On 17/02/2024 03:14, Robert Nichols wrote:
On 2/16/24 08:44, Dominic Raferd wrote:
Until then, I am interested in your parallel processing approach.
Presumably you start 8 parallel rdiff-backup verify sessions for
datetime points -1 to -8 (and then, when they are all complete, -9 to
-16, -17 to -23...)? And you run 8 in parallel because your CPU has 8
cores?
I have 16 cores, actually, but by experiment I found that 8 parallel
threads seems to be the sweet spot. I don't know how much of that is
unique to my system and the nature of my backups. I did have to add a
pre-scan of the file_statistics metadata files to look for increment
sizes of 1GB or greater, and limit the number of parallel checks to 1
if any are found. All it takes is one huge ISO file in the increments
to gobble up cache and make the parallel checks really slow. I haven't
spent much time trying to tune that adjustment, and all the
experimenting was done back when I had just 32GB of RAM.

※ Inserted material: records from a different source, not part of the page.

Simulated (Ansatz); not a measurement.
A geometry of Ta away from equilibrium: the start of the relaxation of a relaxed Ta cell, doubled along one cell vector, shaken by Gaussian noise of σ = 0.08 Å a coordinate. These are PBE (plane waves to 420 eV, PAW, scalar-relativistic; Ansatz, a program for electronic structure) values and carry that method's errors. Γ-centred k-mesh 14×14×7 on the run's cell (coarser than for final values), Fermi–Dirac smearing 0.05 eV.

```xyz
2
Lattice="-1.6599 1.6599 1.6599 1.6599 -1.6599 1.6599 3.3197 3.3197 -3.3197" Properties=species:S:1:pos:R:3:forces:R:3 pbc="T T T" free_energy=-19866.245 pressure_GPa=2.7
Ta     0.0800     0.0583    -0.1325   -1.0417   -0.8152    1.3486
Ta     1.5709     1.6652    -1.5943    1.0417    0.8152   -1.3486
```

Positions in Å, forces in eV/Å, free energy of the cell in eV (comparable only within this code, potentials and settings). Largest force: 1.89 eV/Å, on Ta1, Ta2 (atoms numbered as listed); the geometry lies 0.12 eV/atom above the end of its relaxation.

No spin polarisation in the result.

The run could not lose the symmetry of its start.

I let the parallel threads run independently, without waiting for
anything in the others. Effectively, I run the threads with the level
sequences:
{-1..-99..8}
{-2..-99..8}
{-3..-99..8}
...
{-8..-99..8}
and then just wait for everything to complete.
The code is really nothing like that, but that is the effect. You
might expect the threads to get badly out of sync, but because of the
effects of I/O caching, whichever threads finish a step first find
themselves slowed down by I/O waits more than do the threads that
advance to a new step later. The threads tend to stay quite
beautifully in sync. Again, that's on my system with my backups. YMMV.
Very interesting. A while ago I set my timedicer-verify script to run
verifications in parallel but it seemed to make everything slower not
faster, admittedly when running on a much less powerful (and virtual)
machine than yours, so I stripped out all that code. But I should look
at it again (I guess I must have backups!)...